# Exploratory Data Analysis using Dask

Hi Kagglers, this is the first notebook I'm sharing on Kaggle. I've used dask dataframes to keep the memory usage low. This notebook is just for EDA. Let me know if it helped you in any way or if you have suggestions for better code, presentation, etc. Thanks!

In [None]:
import pandas as pd
import numpy as np

import dask
import dask.dataframe as dd

import matplotlib.pyplot as plt
import seaborn as sns

from itertools import chain

## Data loading
Load a sample of the data using pandas

In [None]:
path_append = '/kaggle/input/riiid-test-answer-prediction/'
train_data = pd.read_csv(path_append + 'train.csv', nrows=1000)

In [None]:
train_data.info()

In [None]:
train_data.head()

## Data loading using dask

In [None]:
# Load data using dask

train_data_dd = dd.read_csv(path_append + "train.csv", low_memory=False) # Lazy evaluation - doesn't actually load until .compute() is called

Calling `dask.compute()` with multiple objects allows for shared computation steps, e.g., file loading, and reduces overall runtime

In [None]:
# Calling dask.compute() with multiple objects allows for shared computation steps, e.g., file loading, and reduces overall runtime
num_content_ids, num_task_ids, num_content_types = dask.compute(train_data_dd['content_id'].nunique(),\
                                                               train_data_dd['task_container_id'].nunique(),\
                                                               train_data_dd['content_type_id'].nunique())
print("Unique content IDs: {}".format(num_content_ids))
print("Unique task container IDs: {}".format(num_task_ids))
print("Number of content types: {}".format(num_content_types))

In [None]:
# How many users in total?

print("Total number of users: {}".format(train_data_dd['user_id'].nunique().compute()))

In [None]:
# What proportion of all answers are correct?

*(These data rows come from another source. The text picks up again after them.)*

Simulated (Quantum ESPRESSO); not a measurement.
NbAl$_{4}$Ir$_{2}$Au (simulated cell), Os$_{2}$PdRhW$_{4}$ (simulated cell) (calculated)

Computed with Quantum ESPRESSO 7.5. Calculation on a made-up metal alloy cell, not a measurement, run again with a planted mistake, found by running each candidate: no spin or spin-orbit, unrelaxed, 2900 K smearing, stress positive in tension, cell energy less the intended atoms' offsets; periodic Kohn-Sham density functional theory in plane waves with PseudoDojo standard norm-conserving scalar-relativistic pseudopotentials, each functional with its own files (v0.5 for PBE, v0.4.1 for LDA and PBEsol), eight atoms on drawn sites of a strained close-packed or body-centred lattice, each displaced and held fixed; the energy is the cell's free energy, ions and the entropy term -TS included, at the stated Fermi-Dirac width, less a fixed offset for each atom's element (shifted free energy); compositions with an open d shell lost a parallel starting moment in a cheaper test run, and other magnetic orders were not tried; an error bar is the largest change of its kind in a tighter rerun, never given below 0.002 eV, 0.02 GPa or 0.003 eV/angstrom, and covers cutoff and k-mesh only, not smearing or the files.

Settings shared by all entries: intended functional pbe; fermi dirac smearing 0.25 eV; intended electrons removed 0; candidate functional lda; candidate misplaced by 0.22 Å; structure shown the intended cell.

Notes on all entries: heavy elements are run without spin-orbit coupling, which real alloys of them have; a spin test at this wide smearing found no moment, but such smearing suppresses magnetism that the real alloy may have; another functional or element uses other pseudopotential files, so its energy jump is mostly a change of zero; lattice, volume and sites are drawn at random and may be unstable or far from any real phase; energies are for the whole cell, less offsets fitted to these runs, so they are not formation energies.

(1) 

print("Overall answer correctness rate: {:.2f}%".format(train_data_dd[train_data_dd['content_type_id']==0]['answered_correctly'].mean().compute() * 100))

## Analysis of questions

In [None]:
# Aggregating at the content (question) level
content_df = (train_data_dd.query("content_type_id==0")
              .groupby('content_id')
              .agg({'user_id': 'count',
                    'answered_correctly': 'mean'})
              .compute())

### Load questions data

In [None]:
questions_df = pd.read_csv(path_append + 'questions.csv')
questions_df.info()

In [None]:
questions_df.head()

In [None]:
# How many unique 'parts'?
print("# unique parts: {}".format(questions_df['part'].nunique()))

In [None]:
# Merge the questions dataframe with the aggregated content dataframe 
content_df = (content_df.reset_index().rename(columns={"content_id": "question_id"})
              .merge(questions_df, how='left', on=['question_id']))
content_df['num_answered_correctly'] = (content_df['user_id'] * content_df['answered_correctly']).astype(int)

In [None]:
content_df.head()

### Are all questions attempted equally often?

In [None]:
plt.plot(content_df['user_id'].sort_values(ascending=False).values)
plt.yscale("log")
plt.title("Questions vs number of attempts")
plt.xlabel("Questions")
plt.ylabel("Number of attempts")
plt.show()

### Are some questions harder than others?

In [None]:
content_df[content_df['user_id']>100]['answered_correctly'].hist(bins=100)
plt.title("Distribution of answer correctness rate by questions")
plt.show()

### Distribution of time elapsed on previous question

In [None]:
train_data_dd['prior_question_elapsed_time'].compute().hist(bins=100)
plt.title("Distribution of time elapsed on previous question")
plt.show()

### How well does time elapsed on previous question predict answer correctness?

In [None]:
prior_question_qcut = train_data_dd['prior_question_elapsed_time'].map_partitions(pd.qcut, 10, labels=False,\
                                                                                   meta=train_data_dd['prior_question_elapsed_time'])
pqet_df = (train_data_dd.groupby(prior_question_qcut).agg({'answered_correctly': 'mean'}).compute()
           .reset_index().rename(columns={'prior_question_elapsed_time': 'prior_question_elapsed_time_decile'}))
sns.barplot(x='prior_question_elapsed_time_decile', y='answered_correctly', data=pqet_df, hue=None)
plt.show()

### Prior question had explanation - does this predict answer correctness?

In [None]:
train_data_dd.groupby('prior_question_had_explanation').agg({'user_id': 'count', 'answered_correctly': 'mean'}).compute()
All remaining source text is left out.